Research

My research interests focus on historic beer production and consumption, nineteenth century capitalism, German immigration and ethnicity, and modern craft beer.

 

Selected Works

“Change from Without: Comparing the Rise of Craft to the Rise of Lager in America” (book chapter, forthcoming)

This work explores the parallels between the ongoing development of craft brewing in the United States and the rise of American lager beer production from the 1840s through the 1880s.
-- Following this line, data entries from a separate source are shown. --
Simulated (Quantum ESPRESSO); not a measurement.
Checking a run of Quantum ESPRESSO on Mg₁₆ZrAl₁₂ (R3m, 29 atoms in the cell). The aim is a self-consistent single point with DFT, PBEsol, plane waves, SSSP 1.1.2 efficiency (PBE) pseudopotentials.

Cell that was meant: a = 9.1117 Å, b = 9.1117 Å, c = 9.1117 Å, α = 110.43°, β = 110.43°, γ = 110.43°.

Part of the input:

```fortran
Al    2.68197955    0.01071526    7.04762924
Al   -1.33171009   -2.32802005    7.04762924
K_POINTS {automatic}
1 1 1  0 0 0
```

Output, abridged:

Though craft brewing represents a radical pivot in the way Americans consider their beer, it is not the first time beer has undergone such a stark transformation in the United States. Nineteenth century America hosted a pivot of its own when lager breweries, mostly operated by German immigrants, began dotting the landscape. Originally a controversial ethnic product, lager beer’s influence on the 19th century brewing industry shares marked characteristics with modern craft beer, specifically local scopes of operation, contentious questions of diversity and inclusion, as well as departures from established beer styles and production methods. A comparative look at these two developments allows for a reconsideration of the recent resurgence of localized, diversified, and innovative brewing institutions, as well as the capital and class structures that govern them. This chapter will appear in What’s Brewing: Essays on Beer Culture, edited by Paul Bruski and Annie Sugar, forthcoming from McFarland & Co.

 

“Beer to Stay: Brewed Culture, Ethnicity and the Market Revolution” (dissertation, 2018)

This project examines how German immigrants used beer production and consumption to negotiate the terms of American citizenship in mid-nineteenth century Chicago and Cincinnati. It also investigates how beer was, in turn, used against those immigrants by nativist and temperance organizations. A German-led proliferation of lager beer  transformed and expanded the  brewing industry after the 1840s. In the economically and culturally transformative context of the market revolution, lager beer constituted a transnationally constructed immigrant product. Through beer, German purveyors (and drinkers) employed their ethnocultural worldview to exert agency over the terms of inclusion in American society. Their effort was contested, violently in the case of Chicago’s Lager Beer Riot of 1855, by nativist and temperance reformers who were themselves products of the ongoing changes in the American economy. I argue that brewing gave transatlantic immigrants significant but controversial agency in the nation’s steady march toward industrialized capitalism. I am currently in the process of converting this work into a book manuscript. Available via ProQuest.

 

“Andrew Bolter (1820-1900)” (biography, 2013) (link)

Part of Immigrant Entrepreneurship: German-American Business Biographies, a multi-volume series published by the German Historical Institute, this essay traces the life of Chicago iron manufacturer Andrew Bolter. His business and social activities are put in direct conversation with his immigrant status and experiences, helping demonstrate how German communities in Chicago successfully reconciled their ethnic perspective with the overall growth of the city. This work reinforced the ethnocultural process of hyphenation between German and American perspectives that I argue in subsequent scholarship.